While it might be suggested that this conclusion was somewhat opaque, it appeared to offer the advice that, in such circumstances, providing for gender-segregated audiences might be within the law, or indeed might be required by law.

Most documents issued by university umbrella bodies do not attract much public attention, but this one was an exception. A firestorm broke out, with newspapers and other media severely criticising Universities UK, and with student protests outside their offices. There were also reports alleging that segregated meetings has taken place on university campuses. The British Prime Minister also weighed in and, according to a news agency report, indicated that arranging gender-segregated audiences was not acceptable in the UK. A similar view was expressed by the Labour Party’s Shadow Business Secretary.

In the face of this onslaught, Universities UK decided to withdraw its advice pending a review of the issue with the help of the Equality and Human Rights Commission and senior lawyers.

So what are we to make of all this? More particularly, how should universities handle the complexities of multi-cultural concerns? Gender equality is one of the most basic requirements of a modern liberal society; so can this be legitimately qualified if a particular religious group rejects it and insists on its right to treat men and women differently? Would we accept it if this religious group were a Christian church?

Not everyone has backed the criticism of the Universities UK document. Writing on the website Huffington Post, the journalist Alastair Sloan suggested:

‘It is not acceptable to demand that a group of consenting adults cannot organise themselves by gender, if they see fit. It is of no business to feminists to be threatening to break up Islamic meetings – unless they are happy to be labelled religious persecutors.’

It is of course clear that universities must be open to and welcome and support people from many different cultures and countries. So for example, universities need to get better at recognising that a bars-and-alcohol leisure culture will seem hostile to many coming here from overseas, and that alternatives should be available. But equally it seems right that universities should protect liberal values of equal rights and opportunities, and that compromises around these values are wrong. The idea of ‘separate but equal’, which in theory underpinned apartheid (in practice there was little equality), has been wholly rejected, and should not be allowed to make a come-back in the context of gender. In many ways, it is reassuring that this was the strong near-consensus reaction to the Universities UK document.

I have a lot of sympathy for Universities UK in all this, as their intention was simply to offer dispassionate legal advice; but sometimes the strict legal position is not helpful. This was one of those times.
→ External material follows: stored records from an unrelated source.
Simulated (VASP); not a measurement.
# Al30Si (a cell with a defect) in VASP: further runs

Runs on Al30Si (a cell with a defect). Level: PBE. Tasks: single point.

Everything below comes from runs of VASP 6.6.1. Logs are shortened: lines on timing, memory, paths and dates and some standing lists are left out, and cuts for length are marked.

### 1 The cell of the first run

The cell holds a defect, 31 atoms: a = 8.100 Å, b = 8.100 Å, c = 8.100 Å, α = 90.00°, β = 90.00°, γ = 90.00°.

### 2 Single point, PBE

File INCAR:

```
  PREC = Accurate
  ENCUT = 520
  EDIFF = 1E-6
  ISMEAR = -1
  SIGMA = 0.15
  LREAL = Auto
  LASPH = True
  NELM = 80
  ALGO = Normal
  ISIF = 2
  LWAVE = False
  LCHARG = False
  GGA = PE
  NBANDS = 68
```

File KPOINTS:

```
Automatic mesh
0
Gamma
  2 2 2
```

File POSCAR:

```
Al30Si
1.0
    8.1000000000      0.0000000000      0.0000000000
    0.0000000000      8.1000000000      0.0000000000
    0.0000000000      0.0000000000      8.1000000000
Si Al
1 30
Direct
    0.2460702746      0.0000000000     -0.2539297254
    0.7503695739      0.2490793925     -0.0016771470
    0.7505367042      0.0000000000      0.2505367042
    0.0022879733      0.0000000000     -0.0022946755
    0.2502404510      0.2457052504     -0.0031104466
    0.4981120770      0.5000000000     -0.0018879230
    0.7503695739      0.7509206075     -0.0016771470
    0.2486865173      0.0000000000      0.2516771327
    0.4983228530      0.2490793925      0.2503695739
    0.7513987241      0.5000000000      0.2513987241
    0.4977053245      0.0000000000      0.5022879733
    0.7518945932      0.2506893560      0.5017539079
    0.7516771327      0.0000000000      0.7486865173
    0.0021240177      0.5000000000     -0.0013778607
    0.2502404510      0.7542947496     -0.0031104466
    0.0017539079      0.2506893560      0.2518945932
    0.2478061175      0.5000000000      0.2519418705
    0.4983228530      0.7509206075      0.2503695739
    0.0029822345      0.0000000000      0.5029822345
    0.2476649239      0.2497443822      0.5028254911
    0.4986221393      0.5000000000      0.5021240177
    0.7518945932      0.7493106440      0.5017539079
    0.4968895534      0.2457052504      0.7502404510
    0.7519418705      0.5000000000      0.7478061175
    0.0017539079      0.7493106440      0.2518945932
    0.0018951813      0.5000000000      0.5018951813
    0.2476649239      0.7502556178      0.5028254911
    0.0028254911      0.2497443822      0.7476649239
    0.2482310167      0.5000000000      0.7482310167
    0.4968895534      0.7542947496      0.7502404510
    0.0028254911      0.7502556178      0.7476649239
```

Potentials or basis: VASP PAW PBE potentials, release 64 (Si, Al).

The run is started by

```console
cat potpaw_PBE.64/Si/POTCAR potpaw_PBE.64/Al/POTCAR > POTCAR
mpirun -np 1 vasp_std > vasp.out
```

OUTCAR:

Universities and social aspirations

December 10, 2013

Why do young people go to one university rather than another? And when they go there, how does it change them? If two people with the same attainment and the same interests proceed to higher education, and one of them goes to, say, Oxford, and the other to London Metropolitan University, will they exit from the system still the same? And if not, what determines the difference?

These questions are important because the outcomes of higher education are not just educational, they are clearly also social. People network at university, and the groups they associate with will often determine the further course of their lives and careers. Therefore it matters not just whether they meet people with the same intellectual and professional interests and intentions, but also what kind of socio-economic associations they form or are confirmed in.

Recently a student newspaper in Duke University, the prominent private research-intensive university based in Durham, North Carolina, ran a piece describing the impact that the university has had on one of its students. It quotes the student as saying that ‘he can no longer relate to any of his friends from high school’, all of whom, we learn, have unlike him gone to local state institutions. He still tries to socialise with them when he returns home, but conversation has become difficult because their experience is different from his. ‘I think it’s just really hard for me’, he muses, ‘ to relate to people who, you know, couldn’t get into a [university] like mine’.

OK, so what is that difference, then? Is it the more intellectual discourse available at the resource-rich Duke University? Is it based on the quality of the faculty and the richness of the pedagogy? Apparently not. Rather, in Duke his conversations with his classy college friends tend to revolve around ‘discussions of greek rankings, sharing of sexual conquests and wordless exchanges of loud bodily functions.’

What we are therefore left with is what we probably already knew: that there is a higher education apartheid based around social standing, which merges with claimed intellectual superiority backed by more generous funding. And these are the continuing building blocks of professional and social elites, and ultimately social exclusion.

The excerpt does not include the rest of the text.